In the top left hand corner, we see another mirror – or possibly another painting – reflecting (or depicting) an insect scuttling across a landscape, making us even more aware that everything in this scene is illusion. This unsettling sense of artifice is further amplified by the inclusion of the strange, dislocated nudes, two of whom hold up hand mirrors that reflect nothing. Again, Campbell disorients with ambiguity, calling into question the painted reality he presents to us.

To quote Campbell himself here: ‘The flatness of the window is like the flatness of the canvas and the flatness of the mirrors. I painted the chairs and the women in the foreground flat to play with this idea of distance and flatness and what a canvas is.’

This painting is a wonderful example of the intricate games Campbell liked to play with perception – all the while exploring the language & sign systems we use to construct our understanding of the world around us.

Next week, I’ll be looking at the way in which Campbell used the character of Pinocchio to explore, in his own words, ‘what was the truth and what was lies in painting… a kind of play on what is honest art and what is untrue art.’

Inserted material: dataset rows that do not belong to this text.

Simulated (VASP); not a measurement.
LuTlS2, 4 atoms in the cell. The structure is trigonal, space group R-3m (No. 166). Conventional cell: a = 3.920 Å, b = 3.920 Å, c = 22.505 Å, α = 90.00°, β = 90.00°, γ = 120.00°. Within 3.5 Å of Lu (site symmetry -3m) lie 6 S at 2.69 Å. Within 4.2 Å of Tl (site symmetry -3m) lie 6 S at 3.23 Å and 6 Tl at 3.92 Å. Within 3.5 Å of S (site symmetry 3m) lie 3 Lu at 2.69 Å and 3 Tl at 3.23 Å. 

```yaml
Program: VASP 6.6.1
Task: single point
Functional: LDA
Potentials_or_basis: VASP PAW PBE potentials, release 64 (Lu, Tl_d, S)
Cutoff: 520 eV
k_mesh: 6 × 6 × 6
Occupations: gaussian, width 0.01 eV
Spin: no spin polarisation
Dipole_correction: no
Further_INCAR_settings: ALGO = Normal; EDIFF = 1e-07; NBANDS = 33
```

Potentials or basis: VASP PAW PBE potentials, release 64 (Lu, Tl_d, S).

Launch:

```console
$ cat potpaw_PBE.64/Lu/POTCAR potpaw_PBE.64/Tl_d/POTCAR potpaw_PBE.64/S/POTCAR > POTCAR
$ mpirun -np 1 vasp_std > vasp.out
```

Sources used in this blog post: The Paintings of Steven Campbell: The Story So Far by Duncan MacMillan. If you’re wanting to find out more about the work of Steven Campbell, I’d highly recommend getting this Duncan MacMillan book, which looks at Campbell’s work in a great deal of depth. The book is available to purchase on Amazon.

In previous blog posts, I’ve also referenced the book ‘Steven Campbell: Wretched Stars, Insatiable Heaven’, by Kathy Chambers and Neil Mulholland (also available to order on Amazon)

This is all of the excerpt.